London — Hedge funds last week ditched tech stocks at the fastest pace in six months and at the highest levels in five years, according to Goldman Sachs, as world markets tumbled on worries over US President Donald Trump’s April 2 tariff deadline.
Import tariffs and retaliation by US trade partners, along with government cutbacks under Trump, have stoked fears in recent weeks that the economy might tip into recession.
Hedge funds fled tech stocks last week, dropping long positions and getting out of bets against these stocks, Goldman said in a note to clients on Friday and seen by Reuters on Monday. A short position expects an asset value to fall, whereas a long bet hopes it will rise.
Info tech, which includes the so-called Magnificent Seven tech stocks, was “by far the most net sold on the Prime book this week”, said the note, referring to the bank’s prime brokerage desk, which lends to hedge funds and tracks their trades.
Analysts at Edmond de Rothschild on Monday linked the downward trend in many of these stocks to the expected copper tariffs due to come into force on April 2.
Hedge funds are increasingly betting against stocks, with Nvidia, Advanced Micro Devices and Tesla as their top three shorts placed on Wednesday, a Morgan Stanley note said on Thursday.
US tech stocks made up about 75% of the selling last week, said Goldman. The selling centred on companies that make AI-related tech hardware. Total hedge fund exposure to this sector of stocks now stands at a five-year low.

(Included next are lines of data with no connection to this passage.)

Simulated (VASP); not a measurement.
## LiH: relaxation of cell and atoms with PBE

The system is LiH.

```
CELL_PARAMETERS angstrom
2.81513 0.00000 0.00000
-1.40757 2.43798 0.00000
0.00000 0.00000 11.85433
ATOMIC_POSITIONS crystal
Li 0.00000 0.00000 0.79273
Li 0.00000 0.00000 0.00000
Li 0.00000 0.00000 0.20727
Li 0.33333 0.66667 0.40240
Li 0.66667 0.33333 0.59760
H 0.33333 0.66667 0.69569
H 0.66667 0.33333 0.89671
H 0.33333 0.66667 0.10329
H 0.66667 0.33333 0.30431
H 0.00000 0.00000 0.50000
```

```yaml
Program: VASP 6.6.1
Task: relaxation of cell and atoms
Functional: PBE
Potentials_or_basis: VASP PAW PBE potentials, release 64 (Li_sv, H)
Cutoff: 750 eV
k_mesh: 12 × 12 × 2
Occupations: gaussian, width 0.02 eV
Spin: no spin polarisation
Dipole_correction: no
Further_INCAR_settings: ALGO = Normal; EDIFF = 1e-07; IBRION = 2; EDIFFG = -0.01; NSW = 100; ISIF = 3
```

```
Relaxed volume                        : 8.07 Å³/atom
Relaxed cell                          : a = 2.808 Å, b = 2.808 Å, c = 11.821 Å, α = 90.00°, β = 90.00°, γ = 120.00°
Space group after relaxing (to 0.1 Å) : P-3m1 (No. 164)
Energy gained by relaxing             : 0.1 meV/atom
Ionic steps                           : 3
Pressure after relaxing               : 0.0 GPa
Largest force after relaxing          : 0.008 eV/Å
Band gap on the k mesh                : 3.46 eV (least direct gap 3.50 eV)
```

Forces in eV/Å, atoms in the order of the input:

Hedge funds had bought tech stocks in the middle of March but sold them last week, noted another data set from JPMorgan. Strong retail buying might also have affected hedge fund positions, said the JPMorgan note to clients on Friday.
“With the tariff news, it was interesting that hedge fund flows and positioning might suggest they’re already somewhat prepared — at least in terms of key areas that have been in focus,” said the JPMorgan note.